THE recent dramatic increase in Zimbabwe’s domestic debt from $15 trillion to about $48 trillion has painted a grim picture of the economic situation and cast a pall

over prospects of recovery of the economy.

Latest central bank statistics show the public debt was $42,9 trillion as at June 16. The debt was $21 trillion on June 2 and $27 trillion on June 9.  It is now $48,2 trillion. The debt shot up from $1,7 trillion in December 2004 to $15,9 trillion in December last year.

This means on average every Zimbabwean — including all those who are outside the country and newly-born babies — have a debt of $3,2 million if we assume the population is 15 million.

Officially the population is around 12 million people but estimates suggest if locals in foreign countries are to be included, the figure is actually much higher.

Zimbabwe’s running national budget is $124 trillion. The budget deficit is expected to be 4,6% because government anticipates collecting $110 trillion in revenue and spending $123,9 trillion.

The debt has been skyrocketing against a background of deteriorating macro-economic fundamentals and the socio-economic situation.

The central bank’s overnight accommodation rate yesterday stood at 850%, the inter-bank rate at 722,86% while treasury bills yielded 510%. Inflation is 1 193%, while the exchange rate has crashed to land at US$1:$400 000.
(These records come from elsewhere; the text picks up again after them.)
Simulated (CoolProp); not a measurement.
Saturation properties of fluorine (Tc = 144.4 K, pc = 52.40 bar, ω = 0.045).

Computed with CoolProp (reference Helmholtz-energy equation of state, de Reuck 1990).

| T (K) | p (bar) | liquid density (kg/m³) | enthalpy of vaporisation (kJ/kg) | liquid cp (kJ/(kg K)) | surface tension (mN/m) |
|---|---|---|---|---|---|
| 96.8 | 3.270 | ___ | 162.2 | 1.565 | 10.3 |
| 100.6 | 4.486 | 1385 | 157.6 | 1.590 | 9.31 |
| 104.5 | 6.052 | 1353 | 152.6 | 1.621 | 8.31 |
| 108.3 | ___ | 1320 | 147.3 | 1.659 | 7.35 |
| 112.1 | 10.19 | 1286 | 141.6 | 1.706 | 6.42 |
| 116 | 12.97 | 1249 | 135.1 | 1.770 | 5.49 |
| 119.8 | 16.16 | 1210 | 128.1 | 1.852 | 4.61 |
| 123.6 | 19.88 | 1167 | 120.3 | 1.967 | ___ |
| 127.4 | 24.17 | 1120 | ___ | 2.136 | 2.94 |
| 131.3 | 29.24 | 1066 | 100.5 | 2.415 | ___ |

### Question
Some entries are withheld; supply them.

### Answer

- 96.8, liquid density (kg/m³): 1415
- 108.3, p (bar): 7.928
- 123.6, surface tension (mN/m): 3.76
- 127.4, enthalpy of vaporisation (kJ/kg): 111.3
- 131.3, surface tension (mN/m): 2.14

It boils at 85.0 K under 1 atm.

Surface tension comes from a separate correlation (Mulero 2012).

Internal debt is the part of government debt owed to creditors who are citizens of that country. It is a form of fiat creation of money in which the government obtains cash not by printing it, but by borrowing it.

The money created is in the form of treasury securities or securities borrowed from the central bank. The domestic debt forms a part of the national debt which includes the external debt.

Zimbabwe’s foreign debt is US$3,9 billion. Zimbabwe recently printed $21 trillion to pay the International Monetary Fund (IMF) arrears although the global fund refused to lift the sanctions it imposed on the country for non-payment.

Zimbabwe’s external arrears are not limited to the IMF, World Bank and African Development Bank. It owes a number of suppliers money for fuel and electricity, among other critical imports. Printing money can’t be the solution but improved economic and export performance is.

Currently the balance of payments position is extremely bad because the country had a negative trade balance of US$363 million last year after it registered total exports worth US$1,6 billion — a 6,4% decline — vis-à-vis imports of US$1,9 billion although the imports had fallen by 2,6%.

This means the country is now caught up in a debt trap which is detrimental to the already battered economy. The situation is worsened by the fact that Zimbabwe is isolated internationally and cannot get foreign direct investment, donor funds, or debt cancellation, which are all critical to economic growth.

The domestic debt has become a problem not only because of its massive size but also the rate at which it is mounting.
The other problem is that a large portion of the debt is held in short-term bonds that attract high real interest rates and this inevitably creates a debt vicious circle.

The strucure of the domestic debt reflects the dominance of short-term paper — more than 90% — with medium to long term debt taking up less than 10%. The structure of the debt is very expensive and certainly not sustainable.

The government amassed the debt mostly through its uncontrolled expenditure patterns. President Mugabe’s regime is notorious for dishing out money like confetti every time there is an election coming in a bid to purchase votes.

It also spends recklessly for other political reasons, for instance paying the ex-combatants to placate them when they show signs of unrest.

The government recently printed large amounts of money to pay an army of restless soldiers and civil servants, as well as pay its own debts. This came against a background of a public service wage bill which is above 40% of the budget, something clearly unsustainable.

The fiscal and monetary consequences of the debt are enormous. The debt situation leaves the government facing bankruptcy, even though this regime thinks a government can never get broke because it can always print money.
While this is true in simplistic terms, it betrays economic ignorance writ large. A government can get broke in real financial terms. Printing large sums of paper money — not backed by wealth — is a sign of bankruptcy,  a hallmark of economic failure.

Given the current situation, it would be difficult, if not impossible, in the short to medium-term to improve the fiscal position from a chronic deficit situation to a surplus to reduce the growing debt threat to the economy.

While there are a number of options which can be exercised to deal with the debt situation, there are no easy answers.

The government can divest from some non-performing national assets and use the proceeds to reduce the debt.

Privatisation and commercialisation are the main options although they always carry a political cost.

The domestic debt has grown rapidly over the past six years with the increasing deficit that has become structural.

Since Independence in 1980, Zimbabwe has always had a debt problem but the situation was worsened by government’s unsustainable populist spending policies.

Government has never been able to marshal enough revenue to finance its expenditures. This has resultantly created deficits that have to be financed either by borrowing from the domestic market or externally.

Since government has been over-borrowing locally and cannot borrow from outside, it has now resorted to printing money to finance its expenditure and pay interest on the debt.

This has become hyper-inflationary. Unless the government deals with the debt problem, it may soon find itself locked in a terminal fiscal crisis which can easily aggravate mounting political problems.